Ni Komang Erviani , Contributor , The Jakarta Post, Denpasar | Sat, 11/15/2008 11:03 AM | Bali
The U.S. Ambassador to Indonesia Cameron R. Hume on Thursday reminded people about the ongoing global financial crisis that could pose another difficult challenge for Indonesia.
“The crisis won’t make things easier for Indonesians. They have to pay more to access the credit markets … and economic slowdown lessens demand for their exports,” he told an international conference titled “Building an Asia Pacific Community: Unity in Diversity”.
The global crisis, Hume said, would burden the people and government of Indonesia who were already struggling with many difficult challenges including increasing poverty and unemployment.
Hume offered three broad tips to face the challenges. The first one was faithful implementation of the rule of law, including the anti-corruption reform.
The second was to improve education, particularly the higher education sector, to create a better educated workforce and a larger middle class, so it could become a competitive, expanding market in the changing global economy.
The third tip concerned with the re-ordering of economic priorities to attract more foreign investment and take advantage of the increasingly connected 21st century economy, Hume added.
Coordinating Minister for People’s Welfare, Aburizal Bakrie, who attended the conference, said it was necessity to devise appropriate responses to the global crisis.
“If (we) are not very careful (in coping with the crisis), a bigger crisis could take place,” he said.
The international conference was expected to formulate common responses for Asia-Pacific nations in dealing with the crisis.
The conference also discussed other important international issues, such as democracy and Islam, and global warming.
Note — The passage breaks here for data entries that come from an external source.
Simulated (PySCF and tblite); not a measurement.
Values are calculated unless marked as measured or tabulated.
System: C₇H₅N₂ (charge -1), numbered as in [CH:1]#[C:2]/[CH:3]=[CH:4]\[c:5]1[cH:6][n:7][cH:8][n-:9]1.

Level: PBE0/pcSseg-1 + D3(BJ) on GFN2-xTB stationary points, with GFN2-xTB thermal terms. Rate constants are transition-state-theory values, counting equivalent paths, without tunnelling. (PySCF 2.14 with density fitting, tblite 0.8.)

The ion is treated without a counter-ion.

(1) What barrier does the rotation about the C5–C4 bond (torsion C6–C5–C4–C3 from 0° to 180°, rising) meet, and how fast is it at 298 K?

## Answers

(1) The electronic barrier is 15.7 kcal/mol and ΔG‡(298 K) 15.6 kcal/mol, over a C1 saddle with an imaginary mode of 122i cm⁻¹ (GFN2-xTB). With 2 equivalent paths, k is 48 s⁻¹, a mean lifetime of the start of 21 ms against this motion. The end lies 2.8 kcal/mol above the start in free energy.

Some 500 participants attended the three-day conference which was jointly organized by the East-West Center, a U.S.-based education and research center, and its alumni association.
Established in 1960, the center aims to strengthen relations and understanding among the peoples and nations of Asia, the Pacific, and the U.S. It has built a worldwide network of more than 55,000 alumni and 600 partner organizations.